Yet Shipside believes monthly house price reports will continue to show slight falls in asking prices and this will slow down the annual rate of house price inflation to about 3.5 per cent, from a high of 13 per cent three years ago.
Outside Dreweatt Neate's window last week, Mary-Ann Ferneley stopped to peruse the properties for sale. Holding her daughter Elizabeth's hand, she pointed to a four-bedroom house on at £420,000. "That is the only one I would consider but even that is not really what we are after.
"We have pretty much decided we are now going to wait and see if prices come down. Looking at the extortionate prices does make you think, can we stretch ourselves? But we are in uncertain economic times and I don't feel it's worth the risk."
As Chancellor Alistair Darling and Bank of England Governor Mervyn King flew to Portugal last week for a summit with European finance ministers, queues of anxious customers were forming around the block outside branches of Northern Rock to withdraw their savings. It was an unprecedented sight that conjured up images of the run on the bank in Frank Capra's It's A Wonderful Life.
But there was no Jimmy Stewart to reassure worried savers.

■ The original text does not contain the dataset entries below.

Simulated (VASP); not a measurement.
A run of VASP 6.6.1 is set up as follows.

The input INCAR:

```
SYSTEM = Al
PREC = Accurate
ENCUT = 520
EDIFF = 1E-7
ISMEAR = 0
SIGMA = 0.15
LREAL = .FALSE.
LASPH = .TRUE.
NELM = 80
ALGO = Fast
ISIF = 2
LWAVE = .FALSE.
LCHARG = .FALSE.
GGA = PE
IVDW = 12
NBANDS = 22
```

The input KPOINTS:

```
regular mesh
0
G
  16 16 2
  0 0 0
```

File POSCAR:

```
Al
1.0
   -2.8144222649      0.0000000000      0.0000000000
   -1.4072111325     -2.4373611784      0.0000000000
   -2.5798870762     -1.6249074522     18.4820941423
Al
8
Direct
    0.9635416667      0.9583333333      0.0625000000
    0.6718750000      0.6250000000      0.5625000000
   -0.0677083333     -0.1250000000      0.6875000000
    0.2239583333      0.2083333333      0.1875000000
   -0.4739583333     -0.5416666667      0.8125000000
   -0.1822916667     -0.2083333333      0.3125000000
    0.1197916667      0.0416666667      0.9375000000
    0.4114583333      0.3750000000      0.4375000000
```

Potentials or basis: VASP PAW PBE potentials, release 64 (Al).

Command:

"They tell you not to panic, so of course you're going to panic," said one customer outside the Golders Green branch, in north London. "My life savings are with this bank and I do not want to lose them."
Thousands more customers were withdrawing their funds online, in what was certainly Britain's first virtual bank-run. By the end of the week, insiders reckoned up to £1 billion of Northern Rock's £24 billion in deposits had been sucked out.
For Adam Applegarth, Northern Rock's chief executive, once a City darling for his voracious market-grabbing strategy, the "world changed" on August 9. That was the day when French bank BNP Paribas, which had said it had "negligible" exposure to sub-prime mortgages just weeks earlier, suspended three of its investment funds.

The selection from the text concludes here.